5,000-cow dairy proposal in troubled water
By Tony Ends
Editor
MONROE – Pinnacle Dairy has hit a wall – a wall of water – that could wash out the proposal to build a 5,000-cow dairy on 130 acres in Sylvester Township several miles west of Brodhead.
Wisconsin Department of Natural Resources Engineer Gretchen Wheat just before Thanksgiving gave T.J. Tuls until today, Wednesday, Dec. 9, to counter findings regarding severe water problems at the site from the DNR; a Department of Agriculture, Trade and Consumer Protection engineer; and Green County’s Land and Water Conservation Department.
All three agencies have determined that the proposed site is simply too wet to build the massive industrial dairy complex. Their investigations indicate the site is a free-flowing water system that makes the ground impossible to engineer out of a high water table.
“If they were to dig the pit in their design as it is, they would end up with 11 feet of water,” said County Conservationist Todd Jenson, in a phone interview Monday. “Sixty-eight percent of their soil test pits had water issues out there.”
T.J. Tuls, whose family wants to construct Pinnacle Dairy, remained confident Monday that Pinnacle dairy could satisfy the agency’s design requirements for permits.
“We are confident that the additional information we will be providing will address the agencies’ comments,” stated Tuls, whose own engineers have stated that the signs of high water at the proposed construction site indicate that it is “perched” above a geological feature similar to a hard pan, a feature that engineers should be able to remediate.
“As always, the farm’s focus is on designing and building a dairy that is protective of environmental resources and is in compliance with state laws,” Tuls said Monday.
Wheat, however, laid out 11 serious water problems with the proposed site on Decatur-Sylvester Road. She said without additional information to the contrary of investigation and review, the site plans and specifications for the huge dairy will have to be rejected.
“As I said during the recent DNR site visit (Nov. 12), based on the information I had received up to that date, I would not be able to recommend approval of the plans and specifications,” Wheat stated in the communication to Tuls in late November.
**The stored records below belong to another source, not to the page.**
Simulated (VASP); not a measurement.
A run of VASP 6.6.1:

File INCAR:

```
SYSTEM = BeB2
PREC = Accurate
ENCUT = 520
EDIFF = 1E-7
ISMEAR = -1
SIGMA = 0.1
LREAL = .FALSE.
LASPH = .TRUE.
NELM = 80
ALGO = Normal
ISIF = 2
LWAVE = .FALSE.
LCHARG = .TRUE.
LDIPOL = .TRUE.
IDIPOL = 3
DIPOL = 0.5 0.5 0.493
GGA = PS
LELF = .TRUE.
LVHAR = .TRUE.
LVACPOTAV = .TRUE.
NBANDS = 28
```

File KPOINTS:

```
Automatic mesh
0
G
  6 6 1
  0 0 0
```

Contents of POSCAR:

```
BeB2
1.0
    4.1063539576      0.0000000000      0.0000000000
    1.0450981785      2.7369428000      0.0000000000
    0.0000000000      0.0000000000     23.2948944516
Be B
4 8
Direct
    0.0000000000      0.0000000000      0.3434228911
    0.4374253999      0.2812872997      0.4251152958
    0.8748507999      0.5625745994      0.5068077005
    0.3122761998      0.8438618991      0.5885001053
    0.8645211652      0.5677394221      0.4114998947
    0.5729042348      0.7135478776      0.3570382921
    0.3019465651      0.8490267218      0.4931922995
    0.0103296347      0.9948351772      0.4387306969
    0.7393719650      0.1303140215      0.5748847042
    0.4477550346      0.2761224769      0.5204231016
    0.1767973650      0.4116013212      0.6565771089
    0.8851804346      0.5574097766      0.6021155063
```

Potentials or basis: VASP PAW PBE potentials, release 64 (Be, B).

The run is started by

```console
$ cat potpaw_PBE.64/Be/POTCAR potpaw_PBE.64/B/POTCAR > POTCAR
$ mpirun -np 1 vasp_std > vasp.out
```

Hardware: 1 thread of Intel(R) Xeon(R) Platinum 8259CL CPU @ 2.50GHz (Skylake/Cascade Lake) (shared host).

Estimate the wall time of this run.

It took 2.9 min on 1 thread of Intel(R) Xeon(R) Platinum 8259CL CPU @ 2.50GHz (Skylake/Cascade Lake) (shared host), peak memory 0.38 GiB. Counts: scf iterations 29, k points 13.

“There was insufficient information to demonstrate the saturation encountered during the soil investigations is perched, and because wetland identification information was insufficient. During the site visit, and since the site visit, additional information I’ve obtained also does not support a perched saturation argument, and I did not see discussion of saturation level fluctuation to ensure the high saturation elevation is identified.”
In similar troubled large-scale livestock facility siting situations around the state, the DNR has given applicants for pollution elimination discharge permits additional time to submit more information before issuing a final rejection.
Satisfying the problems that state and local examinations of the site in eastern Green County have raised are formidable. Wheat laid them out in detail.
For instance, no soil logs or maps were provided to verify test pit information sited in a report responding to DNR questions regarding static levels of water in wells at the site. “In summary, the Groundwater Conditions report has little substance with regard to identifying the elevation of high saturation, and does not appear to make any attempt to support a perched saturation argument,” the DNR stated.
Also, soil logs have not supported a site assessment narrative, which advised the DNR that all soil investigations ended in dry soil.
Information on wetlands, field tiles, high saturation elevations, recorded observations following rain events, and other evidence of the capacity for the site to drain away water were all missing from evidence submitted to the DNR on the proposed Pinnacle Dairy.
Green County Land and Water Conservation staff will update the county committee on the Tuls dairy proposal and communication from the DNR tomorrow, Thursday, Dec. 10, in its regular monthly meeting in Monroe at 10:30 a.m.